Saccio and Saladyga at Kehler Liddell

Kehler Liddell Gallery
873 Whalley Ave., New Haven, (203) 389-9555
Joseph Saccio & Gerald Saladyga: Site Unseen
Through Dec. 5, 2010

The exhibition airing of Joseph Saccio and Gerald Saladyga at Kehler Liddell Gallery in Westville ends tomorrow. It is a fine show of new (Saccio) and old (Saladyga) work by two artists with shared interest in incorporating metaphysical themes into their art.

For me, the paintings of Gerald Saladyga came as the biggest surprise. Dating back to the early 1990's but not shown until now, they are geometric and austere. As with his present works—which I have written about several times in Connecticut Art Scene—they are painted with latex house paints and modeling paste.
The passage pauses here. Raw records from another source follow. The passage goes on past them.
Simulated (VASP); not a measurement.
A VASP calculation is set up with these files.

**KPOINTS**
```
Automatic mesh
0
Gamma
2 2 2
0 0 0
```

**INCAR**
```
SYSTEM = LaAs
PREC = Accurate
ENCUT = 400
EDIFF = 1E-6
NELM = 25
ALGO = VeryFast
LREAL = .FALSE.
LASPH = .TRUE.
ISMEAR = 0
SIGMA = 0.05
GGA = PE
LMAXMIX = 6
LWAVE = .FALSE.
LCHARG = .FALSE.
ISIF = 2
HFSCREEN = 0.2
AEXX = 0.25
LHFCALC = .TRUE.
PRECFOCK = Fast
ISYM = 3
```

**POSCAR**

Saladyga has told me the quiet understatement of these paintings was a personal reaction to his paintings of the 1980's. The 1980's paintings, figurative and expressionist in nature, offered visceral revulsion to the violence of American foreign policy at the time, particularly in Central America. Saladyga told me that he ended up recoiling from his own representations of violence; these works addressed his concerns in ways more symbolic and spiritual.

I've written about Joseph Saccio's work before also. Saccio employs organic and inorganic materials to plumb themes of death and rebirth. In several of the works here, Saccio engages with the book form. In some cases this is overt. With "Do Not Forget the Burning Books," a cyliner of ruffled pages with singed edges is wedged between segments of a tar-blackened telephone pole. The book form is an interesting choice for Saccio because his works invite reading and interpretation. They are freighted with metaphor, dreamlike.

Whether this was Saccio's intention or not, "Do Not Forget the Burning Books" invokes two different forms of communication: written (books) and oral/verbal (telephone pole). To riff on that some more, we see the written word trapped within the two segments of the telephone pole as if verbal, technologically facilitated communication is squeezing out the written literary form. Of course, there is another association here—that trees have a second life as the paper that makes up the pages of a book.


Three works in the show were created in memory of a friend of Saccio's who dies in the 1970's. "Elegy for Clint: Homage to Motherwell" and "Requiem for Clint: A Thousand Cuts" are wall-mounted sculptures that also allude to the book form.